I did this with my vga on my 8086 just to have a few more kb. Didn't want to do this anymore with current machines, but the use for thin clients is pretty handy. Probably will try it out.
Well, I have one AGP slot, I'm running win2k for software compatability reasons, I don't even have 64meg of ram on my card, let alone 128meg and I run graphic intensive applications.
Guess that rules me out.
One the other hand, my Linux server has a whopping 2meg of ram on it's video card - yes - I'll add that to the 512meg already there to make an amazing difference in performance !
A slashdotting - you get the stick first and then the carrot !
I wonder if the author ever benchmarked this. Reading back from AGP-cards is usually horribly slow. Much much MUCH slower than writing. The article that was posted on slashdot a couple of weeks ago shows why it is a bad idea to treat the VRAM as general purpose ram.
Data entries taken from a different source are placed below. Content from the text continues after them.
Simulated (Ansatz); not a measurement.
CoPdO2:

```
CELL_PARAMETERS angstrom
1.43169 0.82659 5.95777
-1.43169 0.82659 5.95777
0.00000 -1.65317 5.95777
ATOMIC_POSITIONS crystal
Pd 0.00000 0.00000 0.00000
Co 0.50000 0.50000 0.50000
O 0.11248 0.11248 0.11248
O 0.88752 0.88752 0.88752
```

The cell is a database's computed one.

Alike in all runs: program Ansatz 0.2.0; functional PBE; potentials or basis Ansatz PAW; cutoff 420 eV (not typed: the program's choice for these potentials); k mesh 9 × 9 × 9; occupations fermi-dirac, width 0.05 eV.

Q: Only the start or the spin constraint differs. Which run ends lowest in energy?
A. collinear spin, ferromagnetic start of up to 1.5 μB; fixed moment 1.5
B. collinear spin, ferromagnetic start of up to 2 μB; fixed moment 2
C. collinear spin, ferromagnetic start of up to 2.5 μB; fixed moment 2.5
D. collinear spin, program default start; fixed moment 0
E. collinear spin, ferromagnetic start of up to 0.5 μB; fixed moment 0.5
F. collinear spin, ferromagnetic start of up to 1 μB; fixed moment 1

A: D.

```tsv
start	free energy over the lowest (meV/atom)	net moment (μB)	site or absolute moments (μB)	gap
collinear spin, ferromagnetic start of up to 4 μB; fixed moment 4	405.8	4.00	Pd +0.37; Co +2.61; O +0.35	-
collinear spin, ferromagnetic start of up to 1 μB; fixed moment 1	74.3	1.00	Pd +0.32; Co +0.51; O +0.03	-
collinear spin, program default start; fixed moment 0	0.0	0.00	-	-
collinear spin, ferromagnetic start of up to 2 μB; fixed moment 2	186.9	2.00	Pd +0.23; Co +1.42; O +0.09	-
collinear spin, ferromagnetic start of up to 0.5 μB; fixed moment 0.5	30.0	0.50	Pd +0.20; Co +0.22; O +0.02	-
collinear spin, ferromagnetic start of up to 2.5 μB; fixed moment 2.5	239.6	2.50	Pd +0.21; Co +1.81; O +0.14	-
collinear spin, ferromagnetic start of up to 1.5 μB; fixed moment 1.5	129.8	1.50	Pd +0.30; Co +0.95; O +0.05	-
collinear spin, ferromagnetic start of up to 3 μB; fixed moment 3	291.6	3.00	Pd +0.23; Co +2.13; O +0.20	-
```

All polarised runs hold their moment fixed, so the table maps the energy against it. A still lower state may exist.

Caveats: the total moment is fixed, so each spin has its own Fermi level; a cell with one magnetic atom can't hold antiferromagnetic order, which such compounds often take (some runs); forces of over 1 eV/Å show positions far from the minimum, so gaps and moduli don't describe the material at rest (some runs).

a way to use the unused processor power of that gfx card to run an extra seti@home ;-)
This is actually a fairly common practice in Gamecube programming, only using audio ram. The GC has a measly 24 Megs of main ram and a whopping 16 Megs of audio ram. The transfer is reasonably fast, and it certainly makes it easier to port a PS2 engine which from the PS which has 32 Megs. There was an article in Game Developer not too long ago about automating this as virtual ram using the PowerPC's memory-mapping capabilities rather than the manual approach usually taken.
There are 0x40000000 types of people: those who understand 32-bit IEEE 754 floating point, and those who don't.
Don't you think it's "geek feel" of it, instead of geek appeal? Anyway, it's either a very clever typo or a new entry in the new hackers dictionary.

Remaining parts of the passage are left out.